Woke up annoyed and need to sperg a bit about programming twitter, th3ogg and this modern autism of programming influencers.
I recently started looking into a programmer that appeared either here, on the Linux thread or the open source thread, theo gg. This dude built an npm package that sends a call to an endpoint because he was angry with postman.
https://www.npmjs.com/package/webhookthing
He puts in the json that should be sent and the URL, and sends it. Am I being autistic or shouldn't this have just been a curl POST call in whatever language? I get the point of using a 3rd party library for something more complex, but every language in the world has a way to make a simple POST call. What is the point of this?
When I was a little kid programming was explained to me as basically algorithms and putting logic gates together. You'd have some memory to store things, some ways to process and change that data, some ways to have things appear on a screen, make sounds, etc, and you'd turn that into a video game. That fascinated me, and it felt like a whole new world to explore. It felt difficult as in complex, it wasn't just >make thing appear<.
Now Th3oGG(I might just have random hate for this guy, but this name is very, very gay) and other influ-grammers like him absolutely hate on everything. Everything is bad, slow, they make it seem incredibly difficult to do anything of quality unless you use the tech he is sponsored by and uses of course.
They don't actually seem to know how to code, it's all just buzzwords, acronyms and lists of "technologies" upon "technologies", which in reality are mostly libraries of some form. I've seen job descriptions entirely based on libraries, though every programmer worth his salt should be able to learn how to use a new library. IDE's all have autocomplete anyway, if you use something for a month you'll rememeber the syntax you actually need and use.

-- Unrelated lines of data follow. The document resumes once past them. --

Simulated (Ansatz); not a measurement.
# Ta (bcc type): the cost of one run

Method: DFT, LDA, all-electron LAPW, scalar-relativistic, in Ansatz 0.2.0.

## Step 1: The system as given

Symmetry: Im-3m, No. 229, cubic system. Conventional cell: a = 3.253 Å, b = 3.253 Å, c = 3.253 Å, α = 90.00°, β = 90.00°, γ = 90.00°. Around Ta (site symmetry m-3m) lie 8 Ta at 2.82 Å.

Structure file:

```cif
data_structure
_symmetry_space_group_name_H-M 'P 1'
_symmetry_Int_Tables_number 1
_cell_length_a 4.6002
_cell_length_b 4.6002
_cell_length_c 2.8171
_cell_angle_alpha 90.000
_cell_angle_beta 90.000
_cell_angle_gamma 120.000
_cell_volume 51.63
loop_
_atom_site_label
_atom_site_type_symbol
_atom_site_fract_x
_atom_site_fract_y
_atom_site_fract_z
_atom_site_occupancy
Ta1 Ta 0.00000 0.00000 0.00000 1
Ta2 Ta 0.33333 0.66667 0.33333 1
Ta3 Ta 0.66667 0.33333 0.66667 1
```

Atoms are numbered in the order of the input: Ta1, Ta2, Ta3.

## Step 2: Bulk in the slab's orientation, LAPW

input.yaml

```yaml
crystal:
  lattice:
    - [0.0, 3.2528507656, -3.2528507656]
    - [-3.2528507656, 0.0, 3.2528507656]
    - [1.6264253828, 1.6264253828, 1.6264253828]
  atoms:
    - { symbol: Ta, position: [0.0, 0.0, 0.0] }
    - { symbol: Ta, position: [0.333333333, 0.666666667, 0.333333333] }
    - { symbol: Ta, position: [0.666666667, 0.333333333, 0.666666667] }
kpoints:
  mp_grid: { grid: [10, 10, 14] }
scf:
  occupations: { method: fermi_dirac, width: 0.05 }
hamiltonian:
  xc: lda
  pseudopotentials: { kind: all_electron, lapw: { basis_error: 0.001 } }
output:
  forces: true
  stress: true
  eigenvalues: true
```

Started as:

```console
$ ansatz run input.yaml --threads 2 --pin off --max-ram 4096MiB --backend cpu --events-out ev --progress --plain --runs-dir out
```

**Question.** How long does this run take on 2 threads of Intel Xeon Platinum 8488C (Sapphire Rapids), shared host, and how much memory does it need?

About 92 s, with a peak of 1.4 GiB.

Hating on languages is pretty silly. Javascript's syntax can be a bit convoluted, but it's quite fast and not that hard to learn. If you know one language, you can learn any other. Sure, you won't be as experienced in all the small things and some ultra optimization, but for most purposes it's fine. What we should really hate is the programmers. There must be something in the manuals, water, tutorials or hair products of javascript developers because they seem to all be completely fucking retarded. All their twitter takes are just >this thing BAD< or >check out latest technology omg this is going to revolutionize the world<. They almost
never post code with these cool technology updates they talk about. They use neovim but are clueless on hosting their own app, some weren't even aware you can use javascript with PHP or that non-javascript backends even exist.
It's almost as if they're trying to make programming seem scary and gatekeep whatever positions they have because deep down they know they're really button pushers. You
never see devs of super well made shit like ffmpeg talk about the acronyms and buzzwords, they usually tell you to learn assembly.
And what about "technologies" themselves? You go to the page of any buzzword, and it doesn't even explain what the fuck it does. It's all animations, big pictures, videos, testimonials, buzzwords, photos of other technologies and services. Let's take a random thing that appeared on twitter today, Prismatic. On
their site it says
Low-code or code-native, we've got your back. The world's most versatile and dev-friendly embedded iPaaS gives every team in your B2B SaaS tools they'll love for building, supporting, and embedding integrations.
Their videos show nothing of what language this even is for, how you use it, an example of what it can do, it's just "our product makes it easy to integrate all this shit that other products can't". Is this just a library that has a lot of methods/classes/functions to use with <insert platform name here>? Maybe Prismatic is actually super cool and useful, but you'd have no idea by looking over their website.
Back to Theo, here's the cream of the crop, Uploadthing. What is uploadthing you ask? Check this spoilered huge diagram.
Uploadthing is just a wrapper around S3. You don't call S3 directly, you call his server, then the server
gives you the S3 URL that you
directly POST to. Then
he gets the metadata from S3 and just
forwards it to you.
So
what's the point of his service? This is his main product, he has investors for this. Am I missing something here? Everything he's done seems to be useless.